Six of Crows

It’s not a secret that I like to read books about gangs and thieves. Why, I’m not sure, but I think it has something to do with the thrill, the fun schemes and living life in a tight-knit group who has your back. Naturally, Leigh Bardugo’s Six of Crows intrigued me when I first heard of it but it has taken me some time to get around to actually read it but I’m glad I finally did.

Kaz Brekker is well known for many things, not least his nickname, Dirtyhands. He takes even the toughest jobs and he always get them done, but now he’s in for a big one. After being sought out by a rich merchant Kaz agrees to assemble a crew and break a man out of prison, a man who concocted a drug which has the potential to ruin the entire world. If they manages to pull the job off they’ll never have to worry about money ever again, but it also means that they have to break into the Ice Court, which has never successfully been breach. And while Kaz is used to pull off tough jobs, this one will put a target on his back and his enemies to crowd around him.

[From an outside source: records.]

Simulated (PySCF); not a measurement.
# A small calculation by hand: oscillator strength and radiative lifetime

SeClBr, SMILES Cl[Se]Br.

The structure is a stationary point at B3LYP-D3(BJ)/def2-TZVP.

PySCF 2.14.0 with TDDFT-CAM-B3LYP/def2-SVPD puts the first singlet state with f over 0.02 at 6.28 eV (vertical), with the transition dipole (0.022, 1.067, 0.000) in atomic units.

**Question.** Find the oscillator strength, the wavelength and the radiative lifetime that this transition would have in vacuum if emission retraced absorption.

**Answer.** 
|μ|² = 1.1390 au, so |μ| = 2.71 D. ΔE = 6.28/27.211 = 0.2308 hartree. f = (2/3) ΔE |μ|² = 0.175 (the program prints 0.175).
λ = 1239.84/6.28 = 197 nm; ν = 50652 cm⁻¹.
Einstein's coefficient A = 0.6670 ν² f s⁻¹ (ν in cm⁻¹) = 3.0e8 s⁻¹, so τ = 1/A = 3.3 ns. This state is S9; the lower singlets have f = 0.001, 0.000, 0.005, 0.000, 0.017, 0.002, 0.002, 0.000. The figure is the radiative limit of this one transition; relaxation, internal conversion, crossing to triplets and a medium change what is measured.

This is a fast-paced novel set in a fictional world, mostly in Ketterdam and the neighboring country Fjerda. Bardugo spins a tale of Kaz Brekker, thief and lieutenant in a gang called the Dregs, and the little crew of five he brings with him on this mad endeavor. They all come from different places and are all diverse in both looks and upbringings. I thought it was fun that no character was the same or came from the same place. Often in books, it’s easiest if the characters all grow up in the same town or at least the same country, but this was not the case with Six of Crows. Instead, every character has their own story to tell, their own corner in the world which they came from and that most of them want to return to at some point.

The story is told in third person with alternating chapters to five of the six main characters which gives the reader a thorough view of everything that happens along the way. We also get to look back into the past of a few characters which helps to understand their motives and how they ended up trying to break into a place that is known to be unable to breach. It was fun to get to look into what happened before the book started, to take a break in everything that happens now and to see what happened then.

As I said, the characters are all different. Kaz is cold and calculating and has a deep darkness in his past that he tries to satisfy with revenge. Inej is a Suli girl who was stolen away from her parents by slavers and sold to a pleasure house where she worked until the Dregs bought her and now she works as Kaz’s Wraith, gathering information for him. Jesper came to Ketterdam to study but got caught in serious gambling debts and started working with the Dregs because of that. Nina is a Grisha who tries to stay free of slavers and Fjerdan soldiers and stays with and around the Dregs for their protection. Matthias is a former soldier for Fjerda that Nina got tossed into jail and then liberated, a man who no longer knows were his true allegiances lie.

All these characters come from different parts of the world Bardugo created; Suli, Fjerda, Ravka and so on. They all have different skin color, values, religious beliefs and some shows tendencies to be homosexual, or at least bi. It is, in other words, a book that covers pretty much everyone. It’s written in a way that’s both tense and fun, leaving the reader worried at times and laughing at others. Bardugo is quite raw when she describes certain events, something I liked, but has a knack for saying a lot with just a few gestures and looks from the characters. A big part of the story was what the characters do, not what they say and that another thing I liked.

It is a story centered around the prison break out but between that a lot of things happens. Six of Crows is full of amazing sidestories that just add to the big picture rather than making me confused. It’s packed with action and crazy schemes and plans that isn’t for the fainthearted in any way. I wondered more than once if they would actually get away with what they were planning. However, it wasn’t too much or too crazy, just the right amount of weird and nervewrecking.

However, there were some things in the beginning of the novel that I would’ve had liked to be explained a bit more. It took me a while to realize that Kaz in fact wasn’t a boss of his own gang but rather a lieutenant in someone else’s. The names of different gangs and places confused me as well, before I really got into the story. I would’ve liked it to be a bit clearer but I got around to it all after a while.

I have to say that Six of Crows reminded me more than a little of Scott Lynch’s The Gentlemen Bastard series. It was a different author and a different world with different rules but the basic was the same and I loved it. People who knows me knows that I adore The Lies of Locke Lamora and the rest of the books as well and so this seemed like a nice fit to me. If you have read something of Lynch then I think Six of Crows will be a perfect for you. And if you haven’t – what are you waiting for? Read Six of Crows, read The Lies of Locke Lamora as well and marvel at the amazing adventures that’s out there, ours for the taking.